Taste test: squirrel meat


Updated on 25 March 2015 | 2 Comments

There’s been a surge of people taking an interest in squirrel meat recently. Lovefood cooks one up and puts it to our taste testers.

Following its brief inclusion on the menu of The Cinnamon Club restaurant in Westminster, squirrel meat has become rather sought after.

A butcher in Suffolk supplemented its dwindling rabbit stocks with squirrel meat earlier this month, selling out in three hours. The Elveden Estate butchers explained to the Daily Mail that rabbit numbers were on the decline and that there is now a limit on the number allowed to be killed in order to keep the population stable.

Hence the replacement meat, which has become something of a hit.

Why consider eating squirrel?

Director of The Wild Meat Company, Robert Gooch, thinks that the fact that interest in the meat is rising is largely down to the novelty factor. His company sell a variety of game meats, including squirrel, and he was happy to supply us with one to try out in our own kitchen.

People don’t often “appreciate the quality of the meat” he told us, since squirrels are “commonly seen in parks and gardens.” Robert added that, conversely, in the US squirrel is rather popular, and an American colleague also confirmed this to me.

American chef Georgia Pellegrini says that it’s a particular favourite of the eastern states, and according to a 2011 report (the most recent) on the hunting habits of Americans, 1.7 million people in the States hunted squirrels that year. That's significantly more than the 1.5 million shooting at rabbits. “Squirrel hunting is more American than apple pie” says Pellegrini.

Cooking squirrel

The first thing I notice about squirrel as I tried to section it up was the high bone-to-meat ratio, which isn’t surprising considering its small size, but makes for rather difficult work when portioning it out. A very heavy and sharp knife is required to cleanly and safely cut through the bones and cartilage.

The main chunks of meat are to be found on the hind quarters, but there’s also a bit on the front quarters, and a small amount around the lower back.

While cutting, I realised that there’s little bits of hair clinging to the meat here and there, which isn’t the most appetising thing, but then again, it’s no worse than a spot of unshaved pork.

I browned the meat in a frying pan and then quickly boiled it with a bay leaf in the mix to finish the job, hoping to retain most of the flavour while not obscuring it. While cooking, a musty odour became very noticeable, though this is possibly the result of the meat having sat in plastic packaging for a couple of days. It did clear up after a couple of minutes.

Squirrel meat

I tried to shred as much meat off the bones as possible, but it is hard going. Apparently the pieces are often served breaded in the States, much like KFC chicken.

I can see why. You really need to get your mouth around a joint and strip it down with your teeth for maximum efficacy, but wanting to give everyone the chance to taste it, I carry on ripping scrappy pieces off the carcass with a fork and sharp knife.

What does it taste like?

Strangely, the squirrel meat was compared with pretty much every other meat. “Tastes like chicken” came the inevitable response from a few people, but others said it was “light, a bit like pork,” or even compared it to lamb.

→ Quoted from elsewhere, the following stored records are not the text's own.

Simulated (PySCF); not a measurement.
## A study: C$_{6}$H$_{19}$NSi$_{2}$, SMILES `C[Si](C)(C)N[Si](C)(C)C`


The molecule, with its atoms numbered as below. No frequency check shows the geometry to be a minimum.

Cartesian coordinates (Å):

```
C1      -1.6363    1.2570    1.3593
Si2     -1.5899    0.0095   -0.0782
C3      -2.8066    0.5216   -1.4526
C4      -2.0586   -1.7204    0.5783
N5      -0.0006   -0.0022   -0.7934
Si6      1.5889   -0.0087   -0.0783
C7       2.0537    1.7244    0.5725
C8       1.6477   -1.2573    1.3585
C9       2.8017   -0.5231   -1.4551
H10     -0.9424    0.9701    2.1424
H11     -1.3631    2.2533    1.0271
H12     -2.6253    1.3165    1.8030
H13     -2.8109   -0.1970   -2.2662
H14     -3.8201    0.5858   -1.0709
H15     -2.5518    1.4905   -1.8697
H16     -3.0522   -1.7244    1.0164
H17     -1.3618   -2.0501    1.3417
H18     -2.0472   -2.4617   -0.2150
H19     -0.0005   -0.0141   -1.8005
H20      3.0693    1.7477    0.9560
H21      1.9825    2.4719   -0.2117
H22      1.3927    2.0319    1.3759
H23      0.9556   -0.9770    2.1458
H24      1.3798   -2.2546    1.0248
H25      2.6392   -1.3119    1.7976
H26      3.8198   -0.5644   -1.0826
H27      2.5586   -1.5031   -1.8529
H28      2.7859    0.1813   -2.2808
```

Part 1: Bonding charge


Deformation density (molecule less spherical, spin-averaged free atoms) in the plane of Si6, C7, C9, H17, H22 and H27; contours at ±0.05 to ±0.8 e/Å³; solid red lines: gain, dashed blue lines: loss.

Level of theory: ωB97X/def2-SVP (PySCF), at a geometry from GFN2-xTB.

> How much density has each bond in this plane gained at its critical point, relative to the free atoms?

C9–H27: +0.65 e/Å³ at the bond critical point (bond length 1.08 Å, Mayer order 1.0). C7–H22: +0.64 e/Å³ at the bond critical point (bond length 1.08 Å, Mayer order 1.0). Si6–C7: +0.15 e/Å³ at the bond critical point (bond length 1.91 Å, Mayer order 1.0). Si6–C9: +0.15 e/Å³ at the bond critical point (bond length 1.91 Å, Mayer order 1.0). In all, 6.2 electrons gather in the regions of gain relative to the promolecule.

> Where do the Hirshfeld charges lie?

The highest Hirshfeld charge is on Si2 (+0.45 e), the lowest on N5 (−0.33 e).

I think that our collective inability to make a singular comparison tells us that squirrel has its own distinctive flavour. Personally, I would describe it as a light game meat that I would happily eat again – it reminded me somewhat of duck, and I wasn’t alone in that thought either.

One person looked at the plate for a few moments before commenting that they simply couldn’t do it. “I just keep thinking of squirrels running around in the park!” Others were put off by the smell, but those who got past that found it quite tasty and most said they'd give it another go in the future.